Created a model that can classify a Financial sentence as a Positive, Negative, or Neutral sentiment with (66% Accuracy) to detect polarity within the text.
Pulled over 5842 examples from Kaggle using pandas and opendatasets libraries in python.
Applied Logistic Regression, Support Vector Classifier, Random Forest Classifier, Bernoulli Naive Bayes, and KNeighborsClassifier and optimized using GridSearchCV to find the best model.
Python version: Python 3.7.11
Packages: pandas, opendatasets, seaborn, matplotlib, numpy, nltk, wordcloud, collections, imblearn.over_sampling, re, string and textblob
For Web Framework Requirements: pip install -r requirements.txt
How to download Kaggle datasets to Jupyter notebook guide
Used Kaggle to pull the datasets 5842 books with 2 columns:
- Sentence
- Sentiment
After pulling the data, I cleaned up the dataset to reduce noises in the dataset. The changes were made follows:
- Made lowercase the sentences, cleaned punctuations in the sentences, deleted the newlines, removed numbers and possible links from the sentences.
- Removed stop words from the sentences and lemmatized them.
Visualized the cleaned data to see the trends.
-
Created Donut chart for Sentiment data. It looks like our data contains negative sentiments more than half of the whole dataset.
-
Created a histogram for Polarity Score in Sentences Sentences with negative polarity will be in range of [-1, 0), neutral ones will be 0.0, and positive reviews will have the range of (0, 1).
-
Created a histogram for Length of Sentences Based on this histogram, we know that our review has text length between approximately 50-100 characters.
-
Created a histogram for Word Counts in Sentences From the figure above, we infer that most of the reviews consist of 5-15 words.

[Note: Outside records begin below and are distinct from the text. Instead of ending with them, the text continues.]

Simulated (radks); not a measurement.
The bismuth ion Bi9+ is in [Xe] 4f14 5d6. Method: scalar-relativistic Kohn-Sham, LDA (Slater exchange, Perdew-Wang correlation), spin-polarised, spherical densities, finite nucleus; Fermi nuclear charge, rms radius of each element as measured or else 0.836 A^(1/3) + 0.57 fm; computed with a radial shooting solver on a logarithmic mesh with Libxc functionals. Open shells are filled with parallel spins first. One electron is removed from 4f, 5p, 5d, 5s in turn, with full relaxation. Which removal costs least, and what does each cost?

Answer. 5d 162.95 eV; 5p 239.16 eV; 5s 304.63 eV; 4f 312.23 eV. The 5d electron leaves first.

Encoded the target variable:
- Sentiment variables were encoded.
Gave importance of each words in the Sentence column with Term Frequency - Inverse Document Frequency (TF-IDF) Vectorizer.
Resampled the dataset with Synthetic Minority Oversampling Technique (SMOTE) to balance the dataset.
Data were split into train (80%) and test (20%) sets.
I used six models (Decision Tree Classifier, Logistic Regression, Support Vector Classifier, Random Forest Classifier, Bernoulli Bayes, and KNeighborsClassifier) to predict the sentiment and evaluated them by using Accuracy.
Logistic Regression model performed better than any other models in this project.
Model | Test Accuracy Score |
---|---|
Decision Tree | 0.5323477929984781 |
Logistic Regression | 0.6259826132771339 |
Support Vector Classifier | 0.5890109471958787 |
Random Forest Classifier | 0.5638441049057488 |
Naive Bayes | 0.5997986184287554 |
K-Neighbots | 0.5013675213675214 |
We got the best accuracy 65.08 % with GridSearchCV and find the optimal hyperparameters.
Applied Logistic Regression model with the optimal hyperparameters and got 66% Accuracy score.
The Confusion Matrix above shows that our model needs to be improved to categorize sentiments better.
Thanks for reading :)